A curio listed as a recent lot on a certain Internet auction house. The vendor has included several snaps which allow us a peek behind the magic curtain in the era of white-walled car tyres, fedoras, suburban easy listening and 'Hi, honey, I'm home'. Whilst relatively innocent in the 1950s, the encouragement provided by these pictorial papers to chase bunny girls will take the pursuer down a rabbit hole and into some very dark corners from which they are unlikely yet to have been able to emerge.
The objectification of women is a topic beyond the scope of this blog so suffice it to say, it is the picture of Duke Ellington which draws the eye here and is new to me, I must admit. Duke gets top billing in an article which the vendor's photographs allow us to read in full. Since the asking price of the publication is $99, I'm grateful to have been spared the cost of buying the original in order to read it.
The article, entitled Playboy's All-Time All-Star Jazz Band by one Jack Tracy offers some interesting contemporary perspective on the history of jazz and its stars and one particularly poignant line, that Charlie parker "died of a heart attack while this article was being prepared."

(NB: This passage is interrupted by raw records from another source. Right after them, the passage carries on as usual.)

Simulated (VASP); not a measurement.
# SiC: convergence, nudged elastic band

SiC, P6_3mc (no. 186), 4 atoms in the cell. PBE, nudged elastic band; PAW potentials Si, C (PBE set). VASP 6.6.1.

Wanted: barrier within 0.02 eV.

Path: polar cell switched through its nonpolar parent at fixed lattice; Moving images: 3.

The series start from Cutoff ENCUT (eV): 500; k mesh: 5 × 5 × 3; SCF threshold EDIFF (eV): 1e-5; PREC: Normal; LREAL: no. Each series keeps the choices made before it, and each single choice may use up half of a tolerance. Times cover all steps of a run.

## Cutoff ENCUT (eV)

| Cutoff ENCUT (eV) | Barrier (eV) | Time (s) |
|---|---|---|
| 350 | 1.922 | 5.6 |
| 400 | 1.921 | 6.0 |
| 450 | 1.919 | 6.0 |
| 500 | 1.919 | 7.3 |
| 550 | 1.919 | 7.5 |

The writer's assignment is to assemble an all star aggregation, built around the instrumentation of a big band (a somewhat passé form itself in terms of contemporary jazz in 1955 I would have said). Needless to say, Duke is appointed the (titular?) leader of this speculative orchestra. Call it the big band theory?
It is interesting to reflect that were Ellington to command such an organisation of star-crossed players, would it have been any more sublime than the actual Duke Ellington orchestra we got in its evolving iterations over half a century? I think not. The Duke Ellington Orchestra at any point in its history was as unique as a fingerprint. And as irreplaceable.